Movies about killer kids are hardly a new idea, but Gregory’s film is far more Who Can Kill a Child than Children of the Corn or Village of the Dammed—despite the glittering generalities of the plot points. It’s a nasty, 1970’s son of the great Euro-grindhouse-epics that Gregory has spend the bulk of his career chronicling. In fact, the film is so authentic to its roots that perhaps with the tweaking of a performance or two and the exclusion of a few anachronistic details, it would be hard pressed for most—if any—neophyte genre fans to tell that this film was shot in 2008. Pushed up next to films like The Living Dead at Manchester Morgue the styles are virtually indistinguishable.

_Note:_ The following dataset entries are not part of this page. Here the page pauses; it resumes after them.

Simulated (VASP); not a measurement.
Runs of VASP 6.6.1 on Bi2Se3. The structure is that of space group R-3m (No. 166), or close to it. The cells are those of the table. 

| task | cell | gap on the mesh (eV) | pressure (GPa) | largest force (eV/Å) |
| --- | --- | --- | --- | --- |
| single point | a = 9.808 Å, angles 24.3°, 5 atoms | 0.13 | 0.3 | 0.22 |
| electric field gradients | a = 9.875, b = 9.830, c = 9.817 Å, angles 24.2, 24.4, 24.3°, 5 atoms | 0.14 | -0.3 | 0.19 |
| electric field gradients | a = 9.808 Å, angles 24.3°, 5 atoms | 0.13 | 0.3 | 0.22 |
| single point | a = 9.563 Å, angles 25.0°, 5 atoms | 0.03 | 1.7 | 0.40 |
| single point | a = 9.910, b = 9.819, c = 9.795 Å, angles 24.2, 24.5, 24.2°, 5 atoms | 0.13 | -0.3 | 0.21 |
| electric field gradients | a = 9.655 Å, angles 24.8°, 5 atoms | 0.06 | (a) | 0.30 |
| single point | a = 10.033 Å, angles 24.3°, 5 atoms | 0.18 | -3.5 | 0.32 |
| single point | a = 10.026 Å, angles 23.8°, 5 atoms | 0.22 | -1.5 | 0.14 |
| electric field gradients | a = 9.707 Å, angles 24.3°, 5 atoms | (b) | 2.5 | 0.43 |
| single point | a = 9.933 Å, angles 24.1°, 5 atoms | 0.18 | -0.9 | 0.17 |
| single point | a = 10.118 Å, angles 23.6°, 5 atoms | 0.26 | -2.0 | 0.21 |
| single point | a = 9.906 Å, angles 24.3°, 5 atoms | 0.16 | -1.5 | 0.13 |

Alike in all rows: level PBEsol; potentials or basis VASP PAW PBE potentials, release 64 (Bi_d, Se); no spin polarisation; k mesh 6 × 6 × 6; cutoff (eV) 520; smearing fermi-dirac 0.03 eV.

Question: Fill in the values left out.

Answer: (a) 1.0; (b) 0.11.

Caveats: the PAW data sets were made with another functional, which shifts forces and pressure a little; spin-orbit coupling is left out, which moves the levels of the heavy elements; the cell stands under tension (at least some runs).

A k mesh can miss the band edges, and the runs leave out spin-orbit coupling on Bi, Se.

Much of that cohesion in aesthetics is due to the fact that Gregory shot the production on film and cast unknown actors in the roles. The film—as noted before—has a prologue that takes place years earlier, establishing a back story that will play out much later. The family is introduced and then the film takes a leisurely stroll through the narrative until all hell breaks loose and the chase begins. In truth, Plague Town is a blueprint for virtually all of the minor genre productions that were begat between 1965 and 1975. What makes the film so impressive is that Gregory and his cast and crew managed to capture that vibe so absolutely, when—as it’s been fashionable in the past few years—so many other filmmakers have failed.

To say that Plague Town is a film without flaws would overlook the idea that several viewers will likely find the film dull and flat until the killing starts. It’s a film that requires commitment and in many ways, a base love of late 60’s horror films, to fully appreciate. If you’re looking for a visceral thrill ride of hacked off limbs and hillbilly hell, then this isn’t the film for you. It’s an exacting production, designed to creep you out and it features one character whose terrifying visage will, I promise, interrupt more than a few nights of pleasant dreams.

So, if you’re a fan of the kind of projects that David Gregory help unleash on the public though Dark Sky Films and his tenure at Blue Underground, than Plague Town should be right up your alley. For me, it’s a fascinating look at how a true student of the genre would go about making his very own genre film. If the high production values that Robert Rodriguez employed in his homage Planet Terror left you—like it did me—scratching their heads about big budget grindhouse movies—then you should defiantly take a trip to Plague Town and check out what a new classic horror film should look like.